The Lagos Internal Revenue Service (LIRS) through its professional partner, Deloitte, has unveiled its whistle-blowing tip off channels to promote transparency, accountability and general public inclusivity in governance.

The whistle-blowing service provides multilingual, multiple reporting channels such as toll-free hotlines, web portal, email and a mobile application.

Speaking during the launch of the channels on Friday, the LIRS’ Executive Chairman, Mr.  Ayodele Subair, said the revenue agency was selected for the pilot phase of the initiative due to its multi-faceted interface with the general public.

He pointed out that the launch of the “Deloitte Tip-Off Anonymous for LIRS” was informed by the need to enlighten and sensitise the tax-paying public in demonstration of the commitment of the agency and the state government to ensuring high ethical standards in all its business processes.

Subair also disclosed that the revenue agency and the state’s Ministry of Finance were chosen for the pilot scheme due to their oversight functions had subscribed to the Deloitte Anonymous and Confidential Whistle-Blowing Facility.

The LIRS’ chairman said that the facility would promote an enabling climate for employees and other relevant stakeholders to report wrongdoings, illegal actions or financial crimes identified and or observed in the LIRS administrative and operational activities.

He said that this would be done without fear of backlash as it would assist in evaluating and improving existing system and assess key practices necessary to create an effective speak-up culture.

Subair explained that engagement of the professional service firm –Deloitte- as independent assessor was to ensure an objective and unbiased review of issues raised.

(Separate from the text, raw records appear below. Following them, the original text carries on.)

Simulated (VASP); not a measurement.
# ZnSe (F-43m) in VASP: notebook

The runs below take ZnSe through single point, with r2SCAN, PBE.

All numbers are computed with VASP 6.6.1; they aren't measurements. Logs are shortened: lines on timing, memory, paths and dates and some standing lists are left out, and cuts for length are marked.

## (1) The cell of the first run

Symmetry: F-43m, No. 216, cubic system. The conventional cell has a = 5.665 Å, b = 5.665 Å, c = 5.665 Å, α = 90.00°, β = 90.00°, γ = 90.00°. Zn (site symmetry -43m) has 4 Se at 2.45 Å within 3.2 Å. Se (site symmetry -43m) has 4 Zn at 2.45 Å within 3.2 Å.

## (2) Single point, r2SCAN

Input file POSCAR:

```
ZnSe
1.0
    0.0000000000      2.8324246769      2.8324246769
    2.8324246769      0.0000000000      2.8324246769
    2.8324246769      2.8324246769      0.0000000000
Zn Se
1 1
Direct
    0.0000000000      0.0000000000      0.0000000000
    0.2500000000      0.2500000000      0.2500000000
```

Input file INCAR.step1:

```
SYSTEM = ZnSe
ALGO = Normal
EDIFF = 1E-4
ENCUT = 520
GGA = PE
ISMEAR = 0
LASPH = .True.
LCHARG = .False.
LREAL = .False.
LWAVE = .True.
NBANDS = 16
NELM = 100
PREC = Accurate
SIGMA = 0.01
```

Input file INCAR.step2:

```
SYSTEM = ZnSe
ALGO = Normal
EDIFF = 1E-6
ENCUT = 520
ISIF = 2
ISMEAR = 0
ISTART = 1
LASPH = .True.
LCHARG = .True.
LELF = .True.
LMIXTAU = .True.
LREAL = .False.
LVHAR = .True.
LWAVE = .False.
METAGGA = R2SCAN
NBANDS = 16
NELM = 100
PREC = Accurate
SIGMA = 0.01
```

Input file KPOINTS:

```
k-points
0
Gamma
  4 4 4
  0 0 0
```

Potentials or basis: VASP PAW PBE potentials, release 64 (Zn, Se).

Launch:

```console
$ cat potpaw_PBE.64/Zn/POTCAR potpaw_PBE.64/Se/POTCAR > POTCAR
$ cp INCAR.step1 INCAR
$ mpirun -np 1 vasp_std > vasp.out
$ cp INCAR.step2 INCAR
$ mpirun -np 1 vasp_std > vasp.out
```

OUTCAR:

He said: “This whistleblowing facllity would involve the reporting of acts of commission or omission that border on unethical conduct of employees, management, and other stakeholders by an employee or other interested person(s) through designated channels to appropriate authorities.

“The aim of this policy is to encourage employees and other stakeholders who have serious concerns about any aspect of the agency’s operations to come forward and voice those concerns.

“The facility is designed to ensure that concerns about wrongdoing or malpractice within the agency can be raised by any stakeholder without fear of victimisation, subsequent discrimination, and disadvantage of dismissal.

“This facility does not only provide the avenue to report, but ensures credibility of reports through investigation, feedback to the whistle-blower and ensures protection for such whistle-blower from possible reprisals or victimisation for all disclosures made in good faith”, the tax administrator added.

While assuring the public that all concerns would be treated in confidence with efforts toward concealing the identity of the whistle-blower with anonymous reports considered for seriousness, credibility and possibility of confirmation from other sources, the tax expert stressed, however,

That anonymity would make it much more difficult to protect the position of the whistle-blower or to give feedback.

Subair clarified: “The whistle blowing framework is a two-way affair aiming to expose LIRS staff involved with misconduct, employees of business entities who want to report employers who circumvent tax laws.

“It also helps members of the public who want to raise an alarm on persons or entities who willfully commit financial crimes leading to revenue loss for the state.

“It is noteworthy to mention that all reports must be made in good faith as allegations made frivolously, maliciously or for personal gain would attract appropriate sanctions.

“We are hopeful that all our stakeholders will join us on this journey of purposeful engagements toward achievement of high standards of ethical conduct in the public service space inclusive of dealings with and within LIRS”, the LIRS boss added

Speaking during the launch, the Commissioner for Finance, Dr. Rabiu Olowo, said the state government, through the ministry, approved the facility to provide channel of reporting by stakeholders, employees and the general public.

He explained that research showed that every minute, in the workplace, wrongdoing was observed daily but people were left with very few choices, leading to the decision to remain silent, concluding that nothing could be done.

Olowo expressed optimism that the initiative would remind people of their civic responsibility to report wrongdoings in workplace or in doing business with the government as the initiative would create a culture of accountability  and effective governance system.

He said: “Without reporting it, there is nothing we can do, so launching this initiative today presents a channel that can be trusted and the least we can do is to discharge them of any reprisal.

“The LIRS was chosen for the pilot scheme because it represents a framework cuts across and interacts with almost all Ministries, Departments and Agencies.

“LIRS has over the years increased the state revenue with its present monthly average at N42 billion and reporting any misdemeanor that is not in line with the ethics of the government can shore up revenue”, the commissioner added.

Commenting on the initiative, Partner, Deloitte, Mr Beulah Adeoye, said the initiative would afford callers the opportunity to raise concerns regarding wrongdoing, fraud or unethical behaviour within the workplace and report it to an independent party.

He listed attitudes depicting fraud to include; asset misappropriation, corruption, embezzlement, forgery, insider trading, maltreatment, money laundering, rebellion, nepotism, threat, and violent behaviour.

The consulting professional identified other fraudulent types as including dishonesty, bullying, bribery, harassment, expense claim abuse, kickback, stealing, under-invoicing misuse of authority, bribery and over invoicing.